As such, music plays an important role in my everyday life, be it a car driving to work, listening to it while working and of course having the best running music. I know I should probably also sleep with some light music turned on, but for some reason that doesn’t do it for me.

And there’s also greed. The idea to have as much of music as possible, even though it might humanly impossible to listen to all of it, let alone to actually appreciate it.

Following this idea, Spotify seemed like a perfect online service. Reasonably priced access to almost all the music one could want. I’ve evaluated this for a month now and finally decided to cancel it.

Here are some of my reasons behind it:

  • Bad music discovery execution. Having all this music out there should make it easier for me to explore new things. Giving me iTunes like interface where I actually have to know what I’m looking for is not fulfilling enough.
  • Quite a lot of music is missing or there are just a few tracks available as part of different collections. It’s annoying as it acts like a teaser.
  • I’d like to see more obscure music in collection. It’s great to most of the older mainstream in there, but I don’t feel that’s enough.
  • Genre browsing sucks. Why can’t I easily see all the Blue grass music they have?
  • .. and many more rants

While these things are annoying, they’re not fatal for my usage of the product of itself. What made me quit in the end was bad communication from company. I’d like to believe in the product through participation and seeing the changes they’re making so I can somehow influence experience and it’s just not there. Sure, they answer some Get Satisfaction support questions, but overall it’s like they’re doing branding for Swedish audience with very little outreach to other users.
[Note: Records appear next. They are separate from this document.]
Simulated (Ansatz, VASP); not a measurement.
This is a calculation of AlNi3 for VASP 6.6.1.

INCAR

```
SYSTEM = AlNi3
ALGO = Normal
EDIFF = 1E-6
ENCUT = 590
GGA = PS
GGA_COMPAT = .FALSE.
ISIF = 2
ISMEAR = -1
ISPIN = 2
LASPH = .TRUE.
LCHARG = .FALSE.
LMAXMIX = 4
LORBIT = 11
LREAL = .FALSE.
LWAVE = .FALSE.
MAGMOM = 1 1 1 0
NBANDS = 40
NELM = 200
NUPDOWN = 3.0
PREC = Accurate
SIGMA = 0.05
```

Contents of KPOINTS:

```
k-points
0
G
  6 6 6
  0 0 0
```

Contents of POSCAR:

I’ve been thinking for a while now about this and I believe that’s an important step for a startup to get early adopters. As detailed change logs as possible, with personalized kudos to people who reported specific bugs and you then fixed it. This coupled together with an outreach and voting solution to give community a power to steer the product in their way should provide a good ground to build a loyal fan base.

One response to “A rant about companies outreach and how accessible they are

  1. Jure, thank you for your great feedback! I'm going to try and answer some of the specific questions you had.

    Regarding content we are far from done with our mission of having all the content in the world. We are well aware that we lack both artists and albums for artists. We are currently adding more than 15 000 tracks a day and after christmas this process will be speeded up further as we can put more resources to it. There are several million tracks more we have licenses for that we are working on ingesting.

    We are thinking long and hard about ways for our users to discover and browse the depth of the Spotify catalog. It is not as easy as it may seem at first, since the depth of the catalogue makes it quite useless to just show it all, or even do genre browsing. Preferably you need some recommendation engine. We think that there might be better ways to browse music other than genre based. We will explore more of that side in the future. Meanwhile you can perform a “genre:bluegrass” search in Spotify if you wish to see all the bluegrass music we have.

    Hope this answered some of your questions about the service and I do hope that you try out the service again in the future.